What stands out is the increasing capacity for minerals coming available in the Mediterranean in 2nd and 3rd quarter of this year. A lot of terminals show their available tanks which can be used for basically any product (k1) compared to Northern Europe, which still shows a high rate of occupancy. Due to the competition in the Med, we see rental fees drop quickly as terminals rather have activity at site than leaving tanks unused. Also, many terminals have commitments with their port authorities to handle a certain number of sea-going vessels and tons. For the ports a guaranteed income on harbour duties and fees.
Global availability
In general the mineral market is oversupplied. Middle east is still the best example of disappearing contango and its effects. Many tanks are available in that region. In the far east there are still tanks to be found for basically any product. In the USA we see also availability and sublease opportunities. The rates in the USA haven’t dropped dramatically like the rates for distillates in Europe, but still more attractive rates can be found.
Mineral market
The oil market has recovered quite a bit from the sell-off witnessed 2 weeks ago on Libyan force majeure and positive OPEC rhetoric. After the dip towards the 60 level, Brent traded around 67 again this Monday, but 70 USD still seems to be a big hurdle to take with the US topping 10MM bbl of production. At the time of writing Brent is back to 64 on stock builds in the US.

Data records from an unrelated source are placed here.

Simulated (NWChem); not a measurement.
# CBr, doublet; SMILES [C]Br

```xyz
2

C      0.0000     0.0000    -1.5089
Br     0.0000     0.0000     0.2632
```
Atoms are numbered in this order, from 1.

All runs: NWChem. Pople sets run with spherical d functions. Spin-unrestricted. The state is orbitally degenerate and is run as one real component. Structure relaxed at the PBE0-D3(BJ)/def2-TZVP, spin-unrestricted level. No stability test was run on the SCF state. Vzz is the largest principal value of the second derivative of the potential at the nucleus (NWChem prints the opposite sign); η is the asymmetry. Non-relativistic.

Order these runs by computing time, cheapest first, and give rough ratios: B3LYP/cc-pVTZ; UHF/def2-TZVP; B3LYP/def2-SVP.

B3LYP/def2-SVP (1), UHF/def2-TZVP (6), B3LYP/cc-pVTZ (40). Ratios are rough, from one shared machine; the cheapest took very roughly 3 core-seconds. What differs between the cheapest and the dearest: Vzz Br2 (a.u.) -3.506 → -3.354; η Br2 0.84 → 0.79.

Fuel Oil is lacklustre, the curve is flattish and the arb to Asia is closed. Storage demand remains weak and still we hear news of tanks being given back to terminals. On gasoline the March/April spread has weakened quite a bit, increasing demand for spot (contango) storage. But the market for gasoline tanks is still tight so for opportunistic traders, empty space is hard to find. The distillate tank market continues to weaken. We witnessed quite a bit of interest below the market when the curve got given heavily 2 weeks ago but since then, spreads have recovered and interest died off. The front of the market is weakening again today on flat price, but it is not propagating throughout the curve. We still see biodiesel players coming in to take advantage of the weak distillates tank market though, so that’s helping terminals a bit to ease the pain.